Managing nonprofits in an “age of hope”
— Prof. James Post, an authority on corporate governance, teaches “Strategies for Nonprofits” at the Boston University School of Management. The views expressed are his own. —
I am inclined to think the Bernard Madoff affair has blown the lid off the financial madness of this decade. We have been living in an age of fraud, and now must rethink the way we do business. As John Kennedy once appealed to the nation’s better angels to call us into public service, Barack Obama’s inaugural address should instruct us on our obligation to serve the greater good. It’s not just a moral concept; it’s good business. I offer a corollary as well: Without good business, how far will a moral concept take you?
The management cliché about nonprofits goes something like this: What they lack in business savvy or operating budgets they make up for in passion and vision. This notion was especially apt in an age of decreased governmental support. And there’s a private-industry parallel declaring that firms may have a wealth of professionally trained managers but run in the red when it comes to inspiration. Few organizations have it all, so private and public industry must continue to collaborate to serve the community.
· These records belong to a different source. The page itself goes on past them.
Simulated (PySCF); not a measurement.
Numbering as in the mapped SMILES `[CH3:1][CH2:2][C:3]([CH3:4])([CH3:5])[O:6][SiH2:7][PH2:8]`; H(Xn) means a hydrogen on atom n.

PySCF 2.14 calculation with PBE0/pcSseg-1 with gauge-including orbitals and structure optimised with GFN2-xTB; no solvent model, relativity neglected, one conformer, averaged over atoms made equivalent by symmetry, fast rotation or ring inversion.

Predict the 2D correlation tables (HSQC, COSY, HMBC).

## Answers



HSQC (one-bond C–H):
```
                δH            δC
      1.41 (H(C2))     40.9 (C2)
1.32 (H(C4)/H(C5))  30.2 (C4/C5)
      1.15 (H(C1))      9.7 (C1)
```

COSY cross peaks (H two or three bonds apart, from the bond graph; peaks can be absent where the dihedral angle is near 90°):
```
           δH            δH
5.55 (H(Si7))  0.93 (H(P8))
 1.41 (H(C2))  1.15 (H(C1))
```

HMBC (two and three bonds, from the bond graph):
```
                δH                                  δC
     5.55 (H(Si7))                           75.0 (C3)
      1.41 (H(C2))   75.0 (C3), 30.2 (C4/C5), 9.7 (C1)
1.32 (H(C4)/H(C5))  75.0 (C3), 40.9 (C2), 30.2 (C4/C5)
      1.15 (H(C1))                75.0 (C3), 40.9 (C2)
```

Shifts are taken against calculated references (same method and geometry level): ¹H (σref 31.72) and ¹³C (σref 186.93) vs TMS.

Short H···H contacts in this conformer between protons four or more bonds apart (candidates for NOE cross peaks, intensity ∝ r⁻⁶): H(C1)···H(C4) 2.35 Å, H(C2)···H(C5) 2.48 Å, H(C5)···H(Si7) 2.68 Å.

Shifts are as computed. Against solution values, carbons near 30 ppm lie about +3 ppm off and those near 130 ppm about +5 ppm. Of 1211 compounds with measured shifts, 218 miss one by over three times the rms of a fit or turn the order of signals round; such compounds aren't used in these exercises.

If Obama can keep the lives of real Americans in his sights, despite the overwhelming urge to obsess over Wall Street and Baghdad, he can have a profound effect on reversing the destruction wrought by the age of fraud. He can strengthen the bond between public industry and the private sector in ways that benefit all of the stakeholders. In many ways, the time is ripe for nonprofits to set a new example, one that marries sound management and ethics, and proves they can stay together for the long haul.
How do nonprofits rise to that challenge?
For starters, Obama’s Social Entrepreneurship Agency for Nonprofits and Social Investment Fund Network purportedly will “build the capacity and effectiveness of the nonprofit sector.” Not exactly a trillion dollar cash infusion, but a seat at the policy table. That means better lobbying access, governmental R&D/capacity-building support, a streamlined grant-making process, more explicit encouragement of civic involvement, and greater accountability. More attention will be paid to the energy, education, and training sectors, meaning added incentive for people to get involved in these areas.
Nonprofits, you need to dust off your gym bags. If you’re finally going to have that equal playing field in the competition for governmental attention and support, you need to hone your skills and get your team into shape for the upcoming season. Whether a senior manager looking to move up the professional ladder or a new executive director seeking more effective ways to guide and manage your organization, you need to strengthen your skill set, increase your confidence to lead, and join a focused network of people who share a vision of management excellence.
For instance, when was the last time you stepped away from the day-to-day tactical management of your underfunded, overburdened organization to think about long-term strategic planning, more efficient project management practices, or funding innovation? How often do you network with your peers in other organizations and report best practices? What steps have you taken to insulate yourself from the consequences of our unhealthy economy?
Most importantly, you must avoid scandal (or the appearance of scandal) by having unquestionable ethics and demanding the same from your team. You must engage in new and innovative partnerships — with other nonprofits and with corporations; think like an entrepreneur — creatively, resourcefully, relentlessly. And you must improve your accounting and assessment practices. These are just non-negotiable, and if I have to explain why, you’re more out of shape than you thought.
In short, nonprofits are not exempt from Obama’s call to change. Reject low standards. Raise your sights. Find new ways to be heard and taken seriously in a communications landscape that seems to have the bandwidth for only two to three stories a week. Most importantly, get the training you need to run your organization efficiently. You can’t capitalize on any of these opportunities if you’re out of breath before you even warm up.